That is 8 terabytes (n1-standard-8) of RAM for 18.6 * RF gigabytes of data or am I wrong? The entire thing should fit in the page cache assuming compaction keeps up. There are no deletes so no tombstones. On an overwrite workload I don't know what the space amplification will be and whether you will actually run out of RAM for caching.
90% of people who read a benchmark aren't going to look at it the way I do. They don't have a cost model that says how fast things should be and how much they should cost. I do and when things are fitting in memory I have a different a different set of expectations. If I am looking at the wrong instance type please let me know.
For the workload you described Cassandra shouldn't be doing random IO. I would expect there to be three + N streams of sequential IO. The write ahead log, memtable flushing, compaction output, and N streams reading tables for compaction.
All the write IO can be deferred and rescheduled heavily because fsyncs are infrequent. Reads for compaction are done by background tasks and shouldn't effect foreground latency.

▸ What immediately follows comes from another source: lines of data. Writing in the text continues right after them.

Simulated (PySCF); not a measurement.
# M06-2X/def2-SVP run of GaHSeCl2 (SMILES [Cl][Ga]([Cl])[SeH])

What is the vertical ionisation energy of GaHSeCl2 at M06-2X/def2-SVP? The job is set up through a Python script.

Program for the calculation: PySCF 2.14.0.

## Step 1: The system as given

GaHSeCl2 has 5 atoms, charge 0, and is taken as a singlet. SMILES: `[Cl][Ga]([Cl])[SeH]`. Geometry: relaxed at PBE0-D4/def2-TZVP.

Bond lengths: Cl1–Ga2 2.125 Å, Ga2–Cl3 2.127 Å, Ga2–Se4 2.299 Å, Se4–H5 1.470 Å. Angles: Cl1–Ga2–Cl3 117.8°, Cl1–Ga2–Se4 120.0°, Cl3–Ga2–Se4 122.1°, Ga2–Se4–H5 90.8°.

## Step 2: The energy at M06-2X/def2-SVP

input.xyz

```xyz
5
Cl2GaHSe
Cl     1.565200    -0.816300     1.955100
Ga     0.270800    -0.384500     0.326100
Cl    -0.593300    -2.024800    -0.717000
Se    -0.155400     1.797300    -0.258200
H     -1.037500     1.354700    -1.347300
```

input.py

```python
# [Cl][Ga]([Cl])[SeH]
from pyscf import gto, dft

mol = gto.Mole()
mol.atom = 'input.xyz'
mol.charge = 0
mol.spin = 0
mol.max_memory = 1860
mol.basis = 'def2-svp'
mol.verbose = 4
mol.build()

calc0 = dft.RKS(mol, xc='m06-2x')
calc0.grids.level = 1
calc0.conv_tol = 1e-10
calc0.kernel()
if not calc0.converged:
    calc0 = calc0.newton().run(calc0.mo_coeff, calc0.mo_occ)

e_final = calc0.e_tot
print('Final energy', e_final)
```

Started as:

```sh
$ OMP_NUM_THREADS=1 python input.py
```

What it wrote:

If read ahead is not working for compaction (and killing disk throughput) that may be something that needs to be addressed. Compaction should be requesting IOs large enough to amortize the cost of seeking. Page faults in memory mapped files don't stop read ahead and I think that the kernel will even detect sequential access and double read ahead. For a workload like this with no random reads you could configure the kernel to read ahead 2-4 megabytes and the page cache would probably absorb it fine.
For the workload you described the only fsyncs would be the log (every 10 seconds) and memtable flushes/compaction finishing and that would normally be so infrequent as to not move the needle on overall IO capacity (although obviously it consumes sequential IO). You set trickle fsync so we are still talking about 10 megabyte writes.
Granted there are many things I don't know about Cassandra. I've plumbed a lot of it, but it isn't my day job. Using a 24 gigabyte heap and a 600 megabyte young generation is questionable to me. I think Cassandra can do better, and I also think there are several tools that would do the same job with 10-20x less nodes by exploiting the fact that they never have to do random reads from disk.